WASHINGTON — On the morning of the biggest speech of his life, Barack Obama found himself, quite literally, sidelined.
Obama shot baskets by himself at the Denver Athletic Club, talking trash to his friends as they ran the basketball court in what had become a campaign ritual, the pick-up hoops game. Worried that he might get elbowed in the jaw hours before he was to accept the Democratic presidential nomination before 80,000 people, the players persuaded Obama he had better sit this one out.
“There was a particular concern about not wanting him to turn up with a busted lip,” said Alan S. King, a Chicago attorney and a regular in Obama’s movable basketball games. “That’s the only time he’s ever done that.”

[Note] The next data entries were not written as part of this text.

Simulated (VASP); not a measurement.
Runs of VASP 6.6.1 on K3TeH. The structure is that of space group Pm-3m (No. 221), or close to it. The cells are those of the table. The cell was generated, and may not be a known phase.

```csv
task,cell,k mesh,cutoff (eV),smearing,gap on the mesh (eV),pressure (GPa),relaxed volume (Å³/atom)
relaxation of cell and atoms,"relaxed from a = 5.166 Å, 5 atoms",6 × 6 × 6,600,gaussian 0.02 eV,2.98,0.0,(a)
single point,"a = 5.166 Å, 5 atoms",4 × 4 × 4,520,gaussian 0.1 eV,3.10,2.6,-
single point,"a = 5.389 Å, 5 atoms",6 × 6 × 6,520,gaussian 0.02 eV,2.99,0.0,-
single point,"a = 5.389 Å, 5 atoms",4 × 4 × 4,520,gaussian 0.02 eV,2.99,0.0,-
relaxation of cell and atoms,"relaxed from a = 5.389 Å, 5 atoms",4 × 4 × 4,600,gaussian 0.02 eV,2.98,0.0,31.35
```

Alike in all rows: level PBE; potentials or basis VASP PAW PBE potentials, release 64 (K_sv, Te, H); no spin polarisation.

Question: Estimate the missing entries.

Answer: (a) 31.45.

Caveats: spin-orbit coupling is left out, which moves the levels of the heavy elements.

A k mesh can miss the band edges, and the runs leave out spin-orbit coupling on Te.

On some of the most momentous days on the election calendar, Obama has defused the tension by running the basketball court. The tradition began the day of the Iowa caucuses in January. Obama set up a game while awaiting the results, knowing that a poor showing in the caucuses might have killed his campaign.
He played ball; he finished first in the caucuses.
Obama and his crew skipped the election-day games in New Hampshire and Nevada — and lost the balloting in both states. Was there a connection?
Vic Lombardi, a Denver sports TV anchor recruited to play in a game that same month, said the competition was so fierce that one of Obama’s sneakers came apart.
“There’ve been a couple of plays where you see him go down and you’re just like, ‘Oh, man. That could be bad,’ ” said Reggie Love, Obama’s 26-year-old personal aide, who played basketball and football at Duke University.
Obama, 47, has been playing most of his life. He played on a high school team that won the state championship, though he was not a starting player. Friends say his game has evolved since then. Less dazzle, more thought. He moves without the ball in hopes of getting open and looks to pass to the man cutting toward the basket.
“He’s got a killer instinct,” said Arne Duncan, chief executive of the Chicago public schools who is 6-foot-5 and played on Harvard’s basketball team. “There are a lot of folks who play for the workout or because it’s something to do. Barack plays to win.”